Closeup of a calculator and pen resting on top of a paper with a bar chart.

A carbon tax would be more economically efficient for curbing greenhouse gas emissions from electricity by 2040 than renewable portfolio standards or production tax credits, according to a recent report.

The analysis published last month by Ohio State University researchers highlights the contrast between what would be least costly from an economic standpoint and how politicians have favored piecemeal steps to address climate change.

So far, the United States has shied away from a carbon tax. Under a tax, the market price of fossil fuel generation would increase to reflect the health, climate and other social impacts that polluters currently shift to the public.

Instead, the federal government has used production tax credits. And various states have renewable portfolio standards. Ohio was among those states, but its clean energy standards were gutted by House Bill 6, the passage of which is now the focus of a federal corruption case.

The researchers compared the costs of those three potential policy solutions for cutting greenhouse gas emissions from electricity generation by 80% by 2040. Getting to an energy mix that would provide that result would cost less with a carbon tax than either renewable portfolio standards or production tax credits, the team reported in the journal Energy Markets.

“Unsurprisingly, we found that the policy mechanisms that we are willing to use are relatively expensive,” compared to the carbon tax that politicians have so far been unwilling to impose, said economist Ramteen Sioshansi at Ohio State.

A well-calculated carbon tax would make the costs of fossil fuel use obvious and apparent, by making energy prices reflect the emissions’ cost to society. In contrast, the higher costs of production tax credits and renewable portfolio standards are not as directly apparent.

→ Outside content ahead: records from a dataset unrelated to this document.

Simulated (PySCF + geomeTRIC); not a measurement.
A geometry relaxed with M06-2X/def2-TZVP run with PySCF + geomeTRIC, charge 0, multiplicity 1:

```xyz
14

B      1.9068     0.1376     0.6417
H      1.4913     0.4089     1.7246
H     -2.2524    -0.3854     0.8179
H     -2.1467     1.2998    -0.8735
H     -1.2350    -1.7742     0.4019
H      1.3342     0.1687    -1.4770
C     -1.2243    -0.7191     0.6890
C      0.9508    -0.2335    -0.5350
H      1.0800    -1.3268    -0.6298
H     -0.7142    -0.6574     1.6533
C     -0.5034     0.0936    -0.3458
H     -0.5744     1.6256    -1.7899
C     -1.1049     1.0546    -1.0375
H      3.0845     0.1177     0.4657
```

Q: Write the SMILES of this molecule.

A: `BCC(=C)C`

Production tax credits reduce total tax liability for a share of the cost of certain clean energy investments. They can be viewed either as partial compensation for public benefit provided by the investments or as subsidies to encourage those investments. But people don’t see them as part of their energy bill.

Renewable portfolio standards require a certain percentage of generation from renewable sources. The standards can help spur demand for renewable energy, but let the market determine which renewable resources will be procured.

“I think the study itself is strong for what it is,” said Greg Lawson, a research fellow at the Buckeye Institute, which advocates for free-market public policies. In his view, the analysis “makes sense given the assumptions.”

“In the real world, it’s very unlikely all those things are going to happen, and you’re going to end up with disproportionate impacts,” Lawson said.

Politicians likely would hesitate to impose a carbon tax at the level necessary to achieve those emissions in time, said energy analyst Dennis Wamsted at the Institute for Energy Economics and Financial Analysis. That would cause further delay in a situation where there’s already a very short time frame in which the United States needs to take action to address climate change, he noted. Climate scientists have warned about environmental tipping points if action is not taken to address climate change in a timely manner.

Wamsted also noted that more recent data show that costs for renewable energy and natural gas have both come down since studies noted in the Ohio State report. He likewise questioned the possible addition of nuclear energy in the mix used for the analysis, especially since small nuclear reactors aren’t projected to come online until at least the mid-2030s.

“The costs of these technologies have changed since we conducted the study and will continue doing so,” Sioshansi said. “These changes certainly will lead to changes in the magnitude of the costs that are reported in the results. However, the relative cost differences will remain.” In other words, “I do not expect that the headline finding that carbon pricing is more efficient than the other policy mechanisms would change.”

Likewise, while local opposition can cause delays in various types of generation being built, “I doubt these types of delays would be more prevalent under one policy scenario compared to another,” Sioshansi said.


Public support for a carbon tax appears to be growing despite others’ doubts about its political chances for success, suggested Stefano Carattini, an economist at Georgia State University in Atlanta. In 2019, he and researchers at the CICERO Center for International Climate Research in Norway surveyed people in five countries about the acceptability of a global carbon tax.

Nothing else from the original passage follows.